Seanad debates

Friday, 18 December 2015

Harbours Bill 2015: Report and Final Stages

 

10:00 am

Photo of Sean BarrettSean Barrett (Independent) | Oireachtas source

I thank the Minister for his reply. I will not be pressing the amendment.

It has to be referred somewhere - perhaps the Economic Management Council of the four senior Ministers. I do not envisage these reforms being made unless there is pressure somewhere else. I used to serve as a Government representative on the National Economic and Social Council; I wonder if it can do anything. I am not satisfied about how Competition Authority recommendations are being set aside. It is more than ten years since it recommended the abolition of the conveyancing monopoly, yet that is still there and it has survived the recent Legal Services Bill that was before the House. The problem at those ports is that the insiders are quite happy and it needs an outsider to shake them up in some way. I would be delighted to think that the Oireachtas committees could instruct Dublin Port and the other ports that have these restrictive practices to get their act together. They were not allowed because of the Stock Exchange takeover rules, but they never properly discussed the IAG takeover of Aer Lingus, which results in a monopoly over the 1.6 million passengers on the Dublin to Heathrow route. There was universal scepticism at the Oireachtas Joint Committee on Transport and Communications about postcodes, and our view was endorsed by the Comptroller and Auditor General, given that €38 million was spent on a postcode system that hardly anybody uses. The committee was unanimous in its opposition, but we are not allowed to take votes. I do not share the Minister's optimism. There is no evidence that people take a blind bit of notice the views of the Oireachtas Joint Committee on Transport and Communications. On two important issues it proved to be toothless. In one it was not allowed any say at all, and in the other it was right but the policy proceeded anyway and €38 million was spent.

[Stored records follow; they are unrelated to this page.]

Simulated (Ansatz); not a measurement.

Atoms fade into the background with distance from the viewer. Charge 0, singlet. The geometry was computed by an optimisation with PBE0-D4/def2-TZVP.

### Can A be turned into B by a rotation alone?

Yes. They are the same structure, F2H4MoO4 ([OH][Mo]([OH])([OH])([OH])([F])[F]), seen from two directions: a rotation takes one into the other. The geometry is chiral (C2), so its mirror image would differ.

I do not envisage operators of restrictive practices coming out with their hands up and saying, "The Competition Authority report is quite right. We must give up the hoary old restrictive practices." It will be an agenda item for the next Government and the next Oireachtas. How do we reform institutions? This one was obviously dominated by getting the finances into order. That has been a success and everybody commends the Government on that. However, many of the institutions of the permanent government are not working and need prodding from the elected representatives.

I thank the Minister for his reply. I will look at alternative ways to secure those reforms.